Wednesday, August 31, 2005

Save the Wicket Keepers

All of a sudden there is shortage of good wicket keepers in world cricket. Except for Adam Gilchrist and Tatenda Taibu there are no wicket keepers who are good enough to play international cricket. Fumbling with collections, dropping catches and missing stumpings are the order of the day. It wasn’t so not very long ago, every team, including weaker ones, had outstanding wicket keepers in their side. The man responsible for the present state of affairs is Adam Gilchrist.

Before the arrival of Adam Gilchrist the team expected its wicket keepers to keep wickets only. Gilchrist has changed all that, now wicket keepers are expected to be accomplished batsman as well. If you look at the career averages of wicket keepers of the earlier periods you will notice their batting averages to be in the range of mid twenties to mid thirties. Mid twenties was considered fair enough and mid thirties as outstanding. Not any more, everyone is now looking for a wicket with Adam’s average. Nothing wrong in that, after all look at the difference that Gilchrist’s has made to the performance and fortune of the Australian team. The problem arises in the failure to realise that Gilchrist’s is a special talent, a person with exceptional gift such cricketers cannot be produced or groomed they have to be born.

Both batting and wicket keeping are special skill jobs that need hours and hours of practice and hard work to attain perfection. Just as among allrounders you wouldn’t find some one who can bowl as brilliantly as Anil Kumbhle as well as bat like Sachin Tendulkar, one is either a bowling all rounder or a batting all rounder. So it is among wicket keepers, one can have either a brilliant wicket keeper and a mediocre batsman (as most wicket keepers earlier were) or brilliant batsman and mediocre wicket keeper (cf. Rahul Dravid).

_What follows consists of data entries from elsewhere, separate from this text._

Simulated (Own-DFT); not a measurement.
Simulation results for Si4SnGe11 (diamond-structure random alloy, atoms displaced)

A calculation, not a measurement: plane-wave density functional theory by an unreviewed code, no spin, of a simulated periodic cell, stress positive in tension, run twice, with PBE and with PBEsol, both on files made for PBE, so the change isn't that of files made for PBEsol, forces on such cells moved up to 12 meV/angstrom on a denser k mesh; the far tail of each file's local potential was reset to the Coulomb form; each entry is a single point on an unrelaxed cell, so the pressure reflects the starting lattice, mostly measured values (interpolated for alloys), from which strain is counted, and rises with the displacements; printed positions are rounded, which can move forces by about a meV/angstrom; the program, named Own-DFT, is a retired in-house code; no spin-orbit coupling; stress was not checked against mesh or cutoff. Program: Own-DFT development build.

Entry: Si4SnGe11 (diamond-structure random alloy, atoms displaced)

Though wicket keepers are taken into the team on the basis of their wicket keeping but soon enough pressure builds upon the hapless chap to be like Adam Gilchrist. The horrible part is that the pressure comes from all corners, the media, team, selectors and cricket fans as well. As a result the person starts spending more time on improving his batting and neglecting his core competence, in the bargain he remains neither a test class wicket keeper nor a test class batsman. It happened with Deep Dasgupta and Parthiv Patel and is currently happening with Dinesh Karthik, Macuulam and Geriant Jones.

To save the vanishing tribe of wicket keepers we need to bring our expectations down to more realistic level.